"The Poets of Tin Pan Alley," a lively study of popular song lyrics, begins with a show-biz anecdote. Mrs. Oscar Hammerstein, hearing someone praise "Ol' Man River" as "a great Kern song," commented that Kern didn't write "Ol' Man River."
She explained, "Mr. Kern wrote dum dum dum da; my husband wrote Ol' Man River." The point, of course, is that composers nearly always get top billing, while lyricists, as Rodney Dangerfield would put it, "get no respect."University of Minnesota English professor Philip Furia's intent is to show that, for a number of years, popular song lyricists did in fact write verses that deserve to be called poetry.
The best of these lyrics appeared in songs written between 1920 and 1940. They were strongly influenced by the vers de societe that had been part of the American and British literary scene since the previous century. Such lyrics were characterized by wit and sophistication, deft poetic techniques, and a mingling of elegant and idiomatic language.
The book's first two chapters trace the history of Tin Pan Alley in terms of how song formulas developed from the sentimental story-ballad of the previous century, through the popularity of the "coon" song of minstrel shows and vaudeville, to the rise of ragtime.
By the 1920s a standard pop-song formula had been set: 32 bars of music, with an A-A-B-A structure. The "A" segments had identical musical patterns, while the "B" was a bridge, or release. Moreover, the great majority of these songs had a prescribed subject matter. As a character in a Hollywood musical put it, nearly all said, "blah, blah, blah, blah love."

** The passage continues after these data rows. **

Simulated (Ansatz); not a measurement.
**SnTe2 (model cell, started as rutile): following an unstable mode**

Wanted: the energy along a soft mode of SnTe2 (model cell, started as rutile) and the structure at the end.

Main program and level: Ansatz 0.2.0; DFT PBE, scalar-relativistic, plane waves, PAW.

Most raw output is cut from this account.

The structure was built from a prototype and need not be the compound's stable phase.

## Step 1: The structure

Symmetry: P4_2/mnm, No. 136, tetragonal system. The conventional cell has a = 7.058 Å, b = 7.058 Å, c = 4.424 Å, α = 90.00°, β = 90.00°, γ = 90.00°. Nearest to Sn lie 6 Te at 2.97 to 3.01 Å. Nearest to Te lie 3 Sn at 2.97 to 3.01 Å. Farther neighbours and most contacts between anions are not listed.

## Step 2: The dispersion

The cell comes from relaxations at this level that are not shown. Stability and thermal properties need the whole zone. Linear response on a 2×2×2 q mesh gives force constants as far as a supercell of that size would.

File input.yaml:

Furia is far from suggesting that all, or even most, popular-song lyrics in "the golden age" were original, vivid and clever. Most, in fact, were trite and forgettable. They obediently played second fiddle to the tune. But as early popular music began to develop into a recognizably "modern" genre, certain talented lyricists found ways to bring added sparkle and charm to formula songs.
The major figures in this study are Irving Berlin, Lorenz Hart, Ira Gershwin, Cole Porter, Oscar Hammerstein, Howard Dietz, Yip Harburg, Dorothy Fields, Leo Robin and Johnny Mercer. Furia also touches on the lyrics of Irving Caesar, Gus Kahn, Walter Hirsch, Roy Turk, Mort Dixon, Billy Rose and Buddy DeSylva.
In a chapter on Hollywood songs, Furia demonstrates that while movies opened a big new market for popular songs, conservative musical values allowed little chance for originality. A chapter on jazz lyricists introduces the reader to a number of gifted but obscure writers.
Though many of the major figures in this book continued to write well into contemporary times, Furia's book ends with a fond look at Johnny Mercer's elegantly slangy 1958 lyrics to Duke Ellington's "Satin Doll." The rest, Furia implies, is rock 'n' roll.
Furia loves popular music, and he loves poetry. The result is an intelligent, perceptive, sometimes witty book that will neither scare off the poetophobic nor disappoint the literati.
It's a book that deserves to take its place with such classic studies of popular music as those by David Ewen, Rudi Blesh, Sigmund Spaeth, Alec Wilder and - in country music - Bill Malone.